New Addition to California’s Infill Housing Bill Could Transform the State’s Land Use
If there is one journalistic phrase I despise, it is “game-changer.” Everything seems to be a game-changer, no matter how small. But amendments just approved by the California State Senate for SB 50, Scott Wiener’s controversial bill upzoning lots near transit could be, well, a game-changer:
On Wednesday, a key committee signed off on Senate Bill 50 — San Francisco Sen. Scott Wiener’s bill to allow denser, taller housing around transit and in communities with lots of jobs. As part of the negotiations, Wiener agreed to merge his proposal with Senate Bill 4 by Sen. Mike McGuire (D-Healdsburg) and the result includes one very big change: Single-family houses could be converted to four-unit buildings, by right, anywhere in the state.
That is, a property owner could subdivide or remodel a house to turn it into four apartments. Or a developer could build a fourplex on a vacant single-family lot. The proposal wouldn’t allow people to demolish a house and build a new fourplex on the property, however.

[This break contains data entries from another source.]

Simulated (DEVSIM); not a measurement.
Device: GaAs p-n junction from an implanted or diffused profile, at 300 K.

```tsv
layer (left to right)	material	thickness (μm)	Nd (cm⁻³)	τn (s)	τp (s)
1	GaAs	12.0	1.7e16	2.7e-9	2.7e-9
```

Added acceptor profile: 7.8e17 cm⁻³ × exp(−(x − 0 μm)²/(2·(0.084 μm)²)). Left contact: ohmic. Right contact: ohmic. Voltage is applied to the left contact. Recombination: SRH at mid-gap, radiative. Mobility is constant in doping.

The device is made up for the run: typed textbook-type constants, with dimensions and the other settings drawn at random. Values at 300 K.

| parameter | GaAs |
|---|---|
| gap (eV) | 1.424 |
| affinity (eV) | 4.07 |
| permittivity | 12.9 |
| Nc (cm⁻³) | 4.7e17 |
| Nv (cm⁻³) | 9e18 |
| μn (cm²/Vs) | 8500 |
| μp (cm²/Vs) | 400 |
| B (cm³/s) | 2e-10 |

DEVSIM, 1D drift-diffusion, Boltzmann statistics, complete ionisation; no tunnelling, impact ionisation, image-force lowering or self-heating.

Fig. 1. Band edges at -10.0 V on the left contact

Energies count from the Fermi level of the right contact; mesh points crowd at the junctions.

Put another way, if these amendments pass, then California will have just outlawed single-family housing throughout the state. And it points to a potential way out of the NIMBY/density problem.
Neighbors dread the prospect of living next to, well, YUGE towers of apartments — they say they are concerned about privacy, and shadows, and “neighborhood character,” with all the classist and racial implications of that loaded phrase. But increasing density by turning a house into a quadruplex seems less…yuge. It doesn’t seem so out of scale. It doesn’t evoke images of the Robert Taylor Homes or Stateway Gardens complexes in Chicago. Little wonder that when, a few months ago, Minneapolis increased the density of its zoning code, it did so not by building up, but rather by allowing triplexes in formerly single-family zones. It was controversial, but far less so than building up.
SB 50 has a long way to go before it becomes law: Wiener and his supporters are engaged in intense negotiations just to get it through the Senate, and then it must go to the Assembly, etc. etc. You know the drill. Even in Minneapolis, the city council backed off allowing quadruplexes by right and went down to triplexes. But if just this provision passes, it would be the most significant land use reform in California since the enactment of CEQA. And that is yuge.